3. There is one possible prejudice of which we are conscious and the possible prejudice is that if the employer were to ask for sanction of the Tribunal before taking action, the Tribunal would have to hear the matter, and it is only after the Tribunal has given its decision that the employer could act as he intended to act. In this very case, if the Surat Municipal Borough had applied to the Tribunal for sanction for dismissing or discharging the petitioner, the Municipal Borough could not have discharged him till after the permission had been granted. In other words, the discharge of the petitioner would have been postponed for some time and during that period he would have earned his salary. But even this prejudice can be obviated by the Tribunal in proper cases awarding compensation to the workman when he has been discharged without the sanction of the Tribunal. The Tribunal may well say that although your action is justified, inasmuch as you did not take the sanction of the Tribunal, inasmuch as you committed a breach of the law, we will penalise you and compel you to give compensation to the workman for such period as the Tribunal thinks proper. It may be said in fairness to the Industrial Tribunal in this case that it did consider the question of compensation and on the facts of this particular case it came to the conclusion that no compensation should be awarded to the petitioner.

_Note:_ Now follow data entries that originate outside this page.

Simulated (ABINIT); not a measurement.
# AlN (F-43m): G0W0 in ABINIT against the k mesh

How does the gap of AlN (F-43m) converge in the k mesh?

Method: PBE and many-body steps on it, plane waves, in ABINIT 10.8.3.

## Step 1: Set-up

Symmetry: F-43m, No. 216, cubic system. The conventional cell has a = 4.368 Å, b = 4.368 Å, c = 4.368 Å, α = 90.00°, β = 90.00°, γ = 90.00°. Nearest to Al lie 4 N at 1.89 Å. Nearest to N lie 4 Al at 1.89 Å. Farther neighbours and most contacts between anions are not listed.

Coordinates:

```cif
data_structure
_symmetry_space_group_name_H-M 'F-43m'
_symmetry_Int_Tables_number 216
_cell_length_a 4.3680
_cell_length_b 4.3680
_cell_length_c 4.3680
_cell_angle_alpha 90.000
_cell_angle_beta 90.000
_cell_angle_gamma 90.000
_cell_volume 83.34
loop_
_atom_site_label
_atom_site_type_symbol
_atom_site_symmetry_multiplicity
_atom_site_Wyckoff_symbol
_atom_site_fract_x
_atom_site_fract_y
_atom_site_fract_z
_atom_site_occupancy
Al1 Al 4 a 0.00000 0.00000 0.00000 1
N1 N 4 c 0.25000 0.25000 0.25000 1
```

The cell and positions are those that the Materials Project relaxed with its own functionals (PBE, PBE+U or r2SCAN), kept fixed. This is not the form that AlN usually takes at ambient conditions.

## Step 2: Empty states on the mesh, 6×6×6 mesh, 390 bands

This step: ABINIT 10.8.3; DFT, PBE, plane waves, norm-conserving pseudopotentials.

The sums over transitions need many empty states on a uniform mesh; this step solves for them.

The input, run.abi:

7. It is then argued by Mr. Phadke that this interpretation of S.33A would make the law discriminatory in favour of the employer and would give him an additional right which, he did not enjoy before, and the additional right suggested is that by violating S.33 he could get a reference under S.33A which he would otherwise not have had. This seems to us to be a totally wrong approach to the purpose for which S.33A was enacted. It is left to the workman whether to have a reference with regard to the industrial dispute under S.33A or not. It is only if the workman feels that what the employer has done is without justification that he would proceed to make a complaint before the Tribunal, and therefore if a reference is brought about and there is an, adjudication and award, it is at the instance of the workman and not strictly at the instance of the employer. Before S.33A was enacted, as we have already pointed out, the employer could have, risking a prosecution, acted to the prejudice of the workman and it was left to the discretion of Government whether to come to the relief of the workman or not. Today the position is entirely different. The workman can protest against the action of the employer and protest effectively by going before the Tribunal and getting the adjudication of the Tribunal upon the matters in dispute. Apart from that it is always open to the employer to get adjudication on the question of the change that he proposes to make under S.33 by applying to the Tribunal for permission. It is difficult to understand why he should prefer a way by which he risks a prosecution and the possibility of having to pay compensation to the employee whom he has discharged or whose conditions of service he has altered to his prejudice. It is also difficult to understand why the Tribunal cannot exercise the same jurisdiction when a complaint is made by the workman, when the Tribunal admittedly could go into the same question if the employer had asked for the necessary permission under S.3

3. Therefore, in our opinion, both the Industrial Tribunal and the labour Appellate Tribunal were right when they took the view that they had jurisdiction to go into the merits of the dispute between the employer and his workmen.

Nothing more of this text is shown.